Compatibility questions for Nvidia

I’m sure we have all been in the situation of hardware/software incompatibility where the products in question are made by 3 or 4 different manufacturers. They quickly form a circular firing squad and resolution is protracted.

I would like to put together a system and don’t really want to order $3000+ min hardware and find out it doesn’t work together. Happily almost everything is made by one company: nVidia!

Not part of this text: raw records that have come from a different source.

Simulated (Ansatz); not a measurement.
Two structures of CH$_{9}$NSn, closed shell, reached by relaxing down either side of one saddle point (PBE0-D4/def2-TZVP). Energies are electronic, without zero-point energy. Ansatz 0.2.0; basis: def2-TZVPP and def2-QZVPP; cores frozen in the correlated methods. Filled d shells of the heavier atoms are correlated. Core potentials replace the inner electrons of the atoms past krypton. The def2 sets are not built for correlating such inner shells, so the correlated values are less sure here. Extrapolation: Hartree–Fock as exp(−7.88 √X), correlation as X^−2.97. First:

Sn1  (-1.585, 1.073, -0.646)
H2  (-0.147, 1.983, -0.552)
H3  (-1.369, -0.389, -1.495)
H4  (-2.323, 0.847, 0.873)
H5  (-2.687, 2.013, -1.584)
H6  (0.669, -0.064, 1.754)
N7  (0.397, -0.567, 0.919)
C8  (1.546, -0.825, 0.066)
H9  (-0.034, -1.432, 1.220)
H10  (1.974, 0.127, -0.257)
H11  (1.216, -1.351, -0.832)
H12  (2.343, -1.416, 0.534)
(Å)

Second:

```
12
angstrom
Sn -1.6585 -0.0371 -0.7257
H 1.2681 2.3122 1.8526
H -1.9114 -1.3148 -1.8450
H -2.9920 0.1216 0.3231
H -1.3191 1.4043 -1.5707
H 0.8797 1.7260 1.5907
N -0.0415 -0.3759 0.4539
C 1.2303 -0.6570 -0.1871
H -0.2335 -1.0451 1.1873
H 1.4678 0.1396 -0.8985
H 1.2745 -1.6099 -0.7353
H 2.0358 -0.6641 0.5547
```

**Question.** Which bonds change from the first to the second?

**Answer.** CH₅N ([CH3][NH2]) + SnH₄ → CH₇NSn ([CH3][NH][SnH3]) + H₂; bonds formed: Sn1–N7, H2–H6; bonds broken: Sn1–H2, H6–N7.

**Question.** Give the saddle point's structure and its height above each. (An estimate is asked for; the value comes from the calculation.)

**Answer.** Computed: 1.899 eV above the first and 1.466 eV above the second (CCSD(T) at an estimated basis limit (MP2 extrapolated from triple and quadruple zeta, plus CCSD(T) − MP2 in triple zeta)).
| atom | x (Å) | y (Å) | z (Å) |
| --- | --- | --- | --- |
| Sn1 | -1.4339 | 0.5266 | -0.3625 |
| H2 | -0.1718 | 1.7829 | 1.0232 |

Will the following work together:

Three nVidia 9800GX2 GPU cards,
One nVidia 780i or 790i motherboard with Nvidia chipset, nVidia approved memory, quad CPU, latest nVidia BIOS and drivers,
One 1200 watt Nvidia approved power supply, adequate cooling system
and, of course, Nvidia CUDA 1.0 or 2.0 ?

Second question:

What is the minimum PCIe requirement for nVidia 8000, 9000 and Tesla series cards for nongraphic use with CUDA. I know they must be x16 physical connectors. What about electrical channels? 16 and 8 work, what about 4 or 1? PCIe is supposed to auto negotiate the channels. Will your boards do the same?
I know the host/device bandwidth will go south but in some applications it is a negligible consideration.

I have posted this here rather than a email to nVidia as the answers may be of interest to other users of this forum.

Thanks, Skippy

PS I have already searched the nVidia website with no success.

It seems that TWO 9800GX2 or THREE 9800GTX was supported at most now.
I recommend nForce 790i Ultra SLI motherboard.
2)
If your cards are better than 8600GTS,I think PCI Express 16X is needed.

  1. There is a bit of folklore going around that for CUDA you must have at least one CPU core per GPU. There have been conflicting anecdotal evidence in these forums on this point. I would like to get an official response on six GPU (three 9800GX2) and four CPU cores. Will it work?

  2. 8800GTX (for one) will function in an electrical x8, physical x16 slot.

I means if U use X8 slot with 88 or 96 or 98 Series,its performance will be reduced,because the bandwidth is too low for those video cards.

I have a 790i and have plugged various combinations of the following in at the same time. A 8800GTX(OC), a Tesla, an 8800GT and two 8800GTS(512M). They will work for a few minutes. However, if you are planning on performance computing the cooling is a major critical hurdle. I have a huge full tower case and multiple fans, but one problem is it heats up the room as well. I am currently looking at Liquid cooling solutions, which threaten to invalidate the warranties. The 9800GX2 vents inside the case as well as out the back. If you plan on operating the proposed system for long periods of computation you definately need to budget and extensive cooling system and have good cooling in the computer room. As far as seperate cpu’s for each card, I believe all it really takes is seperate threads per card.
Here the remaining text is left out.